Computes functional linear regression between functional explanatory variable $X(t)$ and scalar response $Y$ using penalized Partial Least Squares (PLS) $$Y=\big<\tilde{X},\beta\big>+\epsilon=\int_{T}{\tilde{X}(t)\beta(t)dt+\epsilon}$$ where $\big< \cdot , \cdot \big>$ denotes the inner product on $L_2$ and $\epsilon$ are random errors with mean zero , finite variance $\sigma^2$ and $E[\tilde{X}(t)\epsilon]=0$. $\left\{\nu_k\right\}_{k=1}^{\infty}$ orthonormal basis of PLS to represent the functional data as $X_i(t)=\sum_{k=1}^{\infty}\gamma_{ik}\nu_k$.

Keywords
regression
##### Usage
fregre.pls(fdataobj, y = NULL, l = NULL, lambda = 0, P = c(0, 0, 1), ...)
##### Arguments
fdataobj

fdata class object.

y

Scalar response with length n.

l

Index of components to include in the model.

lambda

Amount of penalization. Default value is 0, i.e. no penalization is used.

P

If P is a vector: P are coefficients to define the penalty matrix object. By default P=c(0,0,1) penalize the second derivative (curvature) or acceleration. If P is a matrix: P is the penalty matrix object.

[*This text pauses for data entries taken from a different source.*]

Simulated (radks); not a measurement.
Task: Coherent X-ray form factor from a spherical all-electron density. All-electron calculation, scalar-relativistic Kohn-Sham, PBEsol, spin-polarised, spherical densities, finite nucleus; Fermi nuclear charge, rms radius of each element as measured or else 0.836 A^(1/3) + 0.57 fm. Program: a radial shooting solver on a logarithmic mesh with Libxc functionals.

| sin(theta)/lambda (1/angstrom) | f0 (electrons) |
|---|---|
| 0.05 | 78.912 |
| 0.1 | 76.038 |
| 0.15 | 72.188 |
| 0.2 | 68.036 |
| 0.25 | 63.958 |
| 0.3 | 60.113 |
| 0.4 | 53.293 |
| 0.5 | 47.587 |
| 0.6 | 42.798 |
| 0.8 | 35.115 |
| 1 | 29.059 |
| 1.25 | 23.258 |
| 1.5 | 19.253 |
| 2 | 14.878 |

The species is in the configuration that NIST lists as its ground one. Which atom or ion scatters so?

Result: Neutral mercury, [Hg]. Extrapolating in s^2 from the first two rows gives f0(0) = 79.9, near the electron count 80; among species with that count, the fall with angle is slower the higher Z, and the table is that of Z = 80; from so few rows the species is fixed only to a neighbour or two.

Further arguments passed to or from other methods.

##### Details

Functional (FPLS) algorithm maximizes the covariance between $X(t)$ and the scalar response $Y$ via the partial least squares (PLS) components. The functional penalized PLS are calculated in fdata2pls by alternative formulation of the NIPALS algorithm proposed by Kraemer and Sugiyama (2011). Let $\left\{\tilde{\nu}_k\right\}_{k=1}^{\infty}$ the functional PLS components and $\tilde{X}_i(t)=\sum_{k=1}^{\infty}\tilde{\gamma}_{ik}\tilde{\nu}_k$ and $\beta(t)=\sum_{k=1}^{\infty}\tilde{\beta}_k\tilde{\nu}_k$. The functional linear model is estimated by: $$\hat{y}=\big< X,\hat{\beta} \big> \approx \sum_{k=1}^{k_n}\tilde{\gamma}_{k}\tilde{\beta}_k$$ The response can be fitted by:

• $\lambda=0$, no penalization, $$\hat{y}=\nu_k^{\top}(\nu_k^{\top}\nu_k)^{-1}\nu_k^{\top}y$$

• Penalized regression, $\lambda>0$ and $P\neq0$. For example, $P=c(0,0,1)$ penalizes the second derivative (curvature) by P=P.penalty(fdataobj["argvals"],P), $$\hat{y}=\nu_k^{\top}(\nu_k\top \nu_k+\lambda \nu_k^{\top} \textbf{P}\nu_k)^{-1}\nu_k^{\top}y$$

##### Value

Return:

• call The matched call of fregre.pls function.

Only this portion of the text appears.